The article below describes the AI in its current state: I’m still expanding and refining my codebase. Here’s the GitHub repo if you’d like to follow along.

Yet Another Diversion

It may seem like we’re getting carried away doing things that have no real bearing on making a winning Screeps AI. This is partly true. But there’s a specific problem I want to solve, and I’m relying on these tools to help.

Our logistics network appears to be inefficient at distributing energy, causing spawn bottlenecks. The spawn and extensions take a long time to fill up. Meanwhile, our logic is panicking that we do not have enough carriers to fill requests, and trying to spawn a lot.

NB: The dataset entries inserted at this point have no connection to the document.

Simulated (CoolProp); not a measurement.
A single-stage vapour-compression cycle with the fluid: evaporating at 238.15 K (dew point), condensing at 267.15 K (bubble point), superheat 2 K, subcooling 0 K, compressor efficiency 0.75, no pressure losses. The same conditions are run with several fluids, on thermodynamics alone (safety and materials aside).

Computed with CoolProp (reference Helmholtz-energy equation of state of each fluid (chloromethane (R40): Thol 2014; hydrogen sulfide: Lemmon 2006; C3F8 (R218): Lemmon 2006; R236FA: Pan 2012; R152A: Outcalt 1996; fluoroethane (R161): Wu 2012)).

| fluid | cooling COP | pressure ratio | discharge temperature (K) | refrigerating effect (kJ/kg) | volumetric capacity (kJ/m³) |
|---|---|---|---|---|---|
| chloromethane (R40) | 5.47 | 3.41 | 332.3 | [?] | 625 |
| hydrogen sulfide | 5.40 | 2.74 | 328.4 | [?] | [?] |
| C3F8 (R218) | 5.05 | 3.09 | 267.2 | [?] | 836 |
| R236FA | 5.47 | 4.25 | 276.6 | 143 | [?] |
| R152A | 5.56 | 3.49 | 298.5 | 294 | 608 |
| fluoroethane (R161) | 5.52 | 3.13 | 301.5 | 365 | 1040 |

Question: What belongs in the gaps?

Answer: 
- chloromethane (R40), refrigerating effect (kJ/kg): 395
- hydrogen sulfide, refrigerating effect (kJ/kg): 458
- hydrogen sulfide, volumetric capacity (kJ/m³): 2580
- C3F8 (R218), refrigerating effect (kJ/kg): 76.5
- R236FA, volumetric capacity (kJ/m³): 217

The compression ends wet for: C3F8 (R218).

I have a couple changes in mind that may resolve the issue. First is separating the roles for long-range Carriers (for drop/container/remote mining) and Distributors (for filling extensions/towers/etc.). Second is generating hardwired routes rather than taking logistics requests dynamically. To assess the impact of these changes, I want to collect some data.

Reports and Metrics

I had previously implemented some Grafana dashboards to display metrics on my energy pipeline, among other things. Unfortunately, in the course of moving to a new and better computer, I did not back up my dashboards and my hard work was lost.

Grafana has advantages for long-term storage. But we’re also tracking these metrics internally, for a certain number of ticks, in order to drive decisions. So, let’s make a few modifications and recreate these reports - inside Screeps.

We already have some components drafted, using RoomVisuals to draw simple tables and bars. But I’d like to split these widgets out into a separate library, both to keep them organized and to let others put these components to good use.

screeps-viz

The screeps-viz repo is up on GitHub and the package is available for install through npm.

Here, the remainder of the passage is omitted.